This is my final year thesis work based on the use of a decision tree algorithm for accurate user classification ( users here are clients to cloud service providers).
Team members include @Lucky94 and @jiya-singh
Cloud has moved beyond the promise of cost savings. As a result, we need to consider the perspective of cloud service providers and not just what the end user or client needs.
When a cloud service provider recieves similar resuource requests from multiple clients, on what basis will resource scheduling take place?
How will the service provider decide which user deserves to be allocated those requested resources?
The cloud service provider must accurately classify his client database into priority classes where in each client is classified based on the efficiency of use of previosuly allocated resources. For eg.
User A has 120Gb RAM, and 1Tb Memory allocated.
User B has 150Gb RAM, and 1Tb Memory allocated.
User A has used 500Gb memory and performs computation that consume 20% CPU load.
User B has used 800Gb memory and performs computation that consumes 85% CPU load.
Under such circumstances, if User A and B, both make requests for additional 100Gb memory, User B will be granted the request first, and User A may be granted later, or never (as per administrato review). This is done because User A has not yet used all resources and allocating additional resources to User A will be wasteful.
This classification example is a very simple problem where easy parameters were observed with marginable difference in the user resource usages. To deal with more real time scenarios, a classification algorithm needs to be developed to classify these users.
Our proposed solution uses the C4.5 decision tree algorithm to classify users with CPU usage mean percentage and Memory usage mean percentage as parameters of classification.
This project is divided into three stages namely, IaaS, SaaS and User Reputation System.
The initial function is to implement the Infrastructutre as a Service functionality. It is followed by developing a software to serve the Software as a Service functionality. Finally, the infrastructure created is used along with the software to develop a user reputation system.
Cloud model used was based on the esXi server in vCloud (using Vmware). Deployment of 60 Virtual Machines of Ubuntu and Mac Os were done and used as clients to the cloud model. Details of the same can be found in the "IaaS" repository.

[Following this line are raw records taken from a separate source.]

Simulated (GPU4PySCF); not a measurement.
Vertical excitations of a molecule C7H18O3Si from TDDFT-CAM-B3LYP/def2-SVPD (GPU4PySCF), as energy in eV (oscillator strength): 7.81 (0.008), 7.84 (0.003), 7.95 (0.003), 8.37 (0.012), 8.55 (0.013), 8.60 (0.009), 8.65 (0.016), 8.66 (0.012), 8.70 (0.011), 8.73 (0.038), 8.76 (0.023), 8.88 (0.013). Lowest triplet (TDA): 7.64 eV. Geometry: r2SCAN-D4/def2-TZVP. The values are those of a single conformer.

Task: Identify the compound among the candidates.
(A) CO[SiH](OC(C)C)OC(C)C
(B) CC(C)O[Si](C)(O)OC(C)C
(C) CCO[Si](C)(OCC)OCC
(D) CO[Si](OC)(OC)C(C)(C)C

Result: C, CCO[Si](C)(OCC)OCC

A basic web application was developed to serve the purpose of load generation. Client portal allowed clients to run two kinds of stress funtions, infinite loop and launch and closing of various applications like firefox, logisim, sublimetext, xcode(in Mac Os), etc. Details of the same can be found in the "SaaS" repository.
C4.5 decision tree algorithm was used to train the model on collected client data. The training code generated a ruleset against which testing data was tested for its accuracy. Further a simple java code was written to correctly classify the incorrect classifications to improve the training model set. Details of the same can be found in the "User Reputation System" repository.